Chasing the Thirtysomething

In the wake of Cleveland's 30-17 win at New Orleans, the Dolphins are left as the only team in the high-flying AFC without a 30-point game this season. Fifteen other clubs in the conference have made it there. Why, even the winless Bills have reached the 30-point mark in two of their past four tries, doing it on the road against quality opponents in New England and Baltimore.

The Dolphins? Even with Brandon Marshall added to the mix and a healthy Ronnie Brown back alongside Ricky Williams, they have yet to crack the 23-point barrier in a single game, even as they somehow split their first six outings.

"It's frustrating," Dolphins coach Tony Sparano admitted Monday, a day after losing 23-22 to the Steelers. "You would think you would score more points than that. We need to score more points than that. That's the bottom line."

In just one of Chad Henne's 13 starts in 2009 did the offense fail to produce at least two touchdowns. This year it has already happened three times, including the season-opening road wins in Minnesota and Buffalo.
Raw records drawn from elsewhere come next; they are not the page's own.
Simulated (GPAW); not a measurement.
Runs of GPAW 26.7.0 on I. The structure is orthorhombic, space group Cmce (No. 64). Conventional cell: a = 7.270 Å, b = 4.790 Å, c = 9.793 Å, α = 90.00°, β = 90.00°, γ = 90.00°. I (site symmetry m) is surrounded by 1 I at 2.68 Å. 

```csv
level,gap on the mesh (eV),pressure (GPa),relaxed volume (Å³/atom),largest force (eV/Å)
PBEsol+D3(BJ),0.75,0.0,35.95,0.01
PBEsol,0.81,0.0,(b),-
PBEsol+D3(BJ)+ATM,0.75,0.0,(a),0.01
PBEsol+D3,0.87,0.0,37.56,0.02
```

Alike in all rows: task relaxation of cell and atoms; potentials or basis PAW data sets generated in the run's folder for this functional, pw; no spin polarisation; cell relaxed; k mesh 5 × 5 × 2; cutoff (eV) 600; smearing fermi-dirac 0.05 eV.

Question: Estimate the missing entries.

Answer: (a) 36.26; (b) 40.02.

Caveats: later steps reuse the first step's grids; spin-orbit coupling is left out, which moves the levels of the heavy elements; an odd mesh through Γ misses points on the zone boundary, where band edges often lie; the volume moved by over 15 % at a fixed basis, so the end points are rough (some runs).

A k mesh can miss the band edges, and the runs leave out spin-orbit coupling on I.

In their other three games, the 2010 Dolphins have scored exactly two touchdowns on offense, which has put tremendous pressure on Pro Bowl kicker Dan Carpenter, who kicked five more field goals Sunday.

"We're lucky we've got the kicker we have," Sparano said.

NOTES, QUOTES

-- Red-zone woes have been a huge part of the Dolphins' offensive struggles this year. Four trips to the Steelers 21-yard-line or closer failed to produce a touchdown Sunday. Overall, the Dolphins have reached the end zone on just half of their 12 forays into the red zone (20 yards and in).

"We seem to move the ball very well," Dolphins left guard Richie Incognito said. "It seems like we stall out when we get down in the red zone. It's frustrating because we know we can move the ball."

Put it this way: The Dolphins lead their close competitors in the AFC East in total offense (342 yards per game) but rank last in the division in average scoring (18.5 points).

-- Initial reports had Chris Clemons, the first-year starter at free safety, in the wrong on the 29-yard pass to Mewelde Moore that set up the Steelers' go-ahead field goal. However, Sparano said that was an incorrect placement of blame for a third-and-5 breakdown by the Dolphins' defense.

"You've got the wrong guy, fellas," Sparano said.

Instead, replays show rookie linebacker Koa Misi chasing Moore downfield after an abortive blitz attempt. It now appears Misi botched the coverage assignment.